Right around the time the housing market was red hot, so too, was the dry shipping industry. Credit was easy and many shippers thought the good times would never end. As such, many of them took on mountains of debt to expand their fleets. Now that shipping rates have fallen from the stratosphere, shippers are left dealing with an interest- and debt-payment hangover.

Calculating the debt and interest for shipping only
DryShips' financials are reported in combination with its majority-owned subsidiary, Ocean Rig UDW . Since Ocean Rig UDW is a public company, it's easy to back out the debt and interest expense for the subsidiary, and calculate the results of the shipping business alone.

DryShips last reported around $5.2 billion in debt, with $141 million in interest, finance, and other related expenses. From this, subtract out the Ocean Rig UDW debt and finance-related numbers.

Ocean Rig UDW ended the quarter with total debt of around $3.56 billion. Interest, finance, and other related expenses were around $111 million.

$5.2 billion minus $3.56 billion leaves around $1.64 billion in debt for the shipping business alone. For the finance-related expenses, $141 million minus $111 million leaves around $30 million.

Shipping with interest
DryShips had almost $76.5 million in shipping revenue in the third quarter. Using the same method of backing out the Ocean Rig UDW operating expenses from the DryShips report, operating expenses were about $96.7 million for the shipping business. This means the shipping business alone had an operating loss of around $20.2 million.

$31.2 million of its operating expenses consisted of "depreciation and amortization." This is simply an accounting entry to spread the historical cost of large purchases over several years in the future, but it has no practical effect on cash flows.

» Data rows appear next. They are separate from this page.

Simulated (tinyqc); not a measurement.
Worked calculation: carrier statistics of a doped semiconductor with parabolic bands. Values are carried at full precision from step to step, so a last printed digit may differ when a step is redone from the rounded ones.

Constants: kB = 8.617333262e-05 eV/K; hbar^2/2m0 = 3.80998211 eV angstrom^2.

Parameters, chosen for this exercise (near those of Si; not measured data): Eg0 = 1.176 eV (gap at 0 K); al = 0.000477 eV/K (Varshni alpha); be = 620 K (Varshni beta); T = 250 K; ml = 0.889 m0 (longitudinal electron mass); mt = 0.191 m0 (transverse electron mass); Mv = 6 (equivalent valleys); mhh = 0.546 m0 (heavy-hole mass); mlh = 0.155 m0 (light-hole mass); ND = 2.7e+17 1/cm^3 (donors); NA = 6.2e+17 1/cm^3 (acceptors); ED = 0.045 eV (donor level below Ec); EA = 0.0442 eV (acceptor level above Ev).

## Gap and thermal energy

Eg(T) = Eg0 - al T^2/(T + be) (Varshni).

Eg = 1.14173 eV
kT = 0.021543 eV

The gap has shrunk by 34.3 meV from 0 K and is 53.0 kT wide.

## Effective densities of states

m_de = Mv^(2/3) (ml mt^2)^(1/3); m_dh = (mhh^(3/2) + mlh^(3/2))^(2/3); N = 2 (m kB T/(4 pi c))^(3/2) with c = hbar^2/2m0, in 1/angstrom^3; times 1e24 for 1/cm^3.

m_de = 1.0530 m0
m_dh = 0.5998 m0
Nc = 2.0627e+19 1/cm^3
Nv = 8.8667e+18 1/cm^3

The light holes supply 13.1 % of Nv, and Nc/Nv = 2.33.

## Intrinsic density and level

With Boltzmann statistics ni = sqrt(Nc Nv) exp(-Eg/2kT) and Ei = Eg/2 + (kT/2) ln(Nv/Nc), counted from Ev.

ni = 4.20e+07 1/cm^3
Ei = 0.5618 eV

If you back out the $31.2 million in depreciation and amortization, DryShips' shipping business would have had an $11 million gain. This means that on an operating basis, the shipping business in the third quarter was quite profitable.

Why this even matters
There are two important takeaways from this. First, if the shipping environment improves, especially in terms of rates, much of that increased revenue would fall straight to DryShips bottom line. That $11 million could go up quite quickly. For example, if DryShips' $76.5 million shipping revenue were to go up by just 15%, it could come out to $11.5 million in extra operating profit. This would be more than double the $11 million of the third quarter.

The second reason why this is important is because this is the view DryShips' lenders would most likely have regarding shippers when considering refinancing or lending. The lenders don't care how much DryShips originally paid for the ships (hence, they exclude depreciation), and they aren't going to include the finance-related expenses either. They only want to know whether the business will have enough leftover real-life cash income to service its debt payments. From there, they will potentially calculate an affordable and agreeable interest payment.

Foolish final thoughts
The finance-related expenses are quite a drag on DryShips' shipping results. $1.64 billion in shipping business debt will do that. As long as DryShips' lenders are willing to accept token payments on debt until the shipping environment improves, DryShips should have some leverage with its debtholders. Follow the shipping rate environment. For DryShips to keep its lenders docked, those rates must continue to improve dramatically.

The article Why Debt Makes a Big Difference for This Dry Shipper originally appeared on Fool.com.

Nickey Friedman has no position in any stocks mentioned. The Motley Fool has no position in any of the stocks mentioned. Try any of our Foolish newsletter services free for 30 days. We Fools may not all hold the same opinions, but we all believe that considering a diverse range of insights makes us better investors. The Motley Fool has a disclosure policy.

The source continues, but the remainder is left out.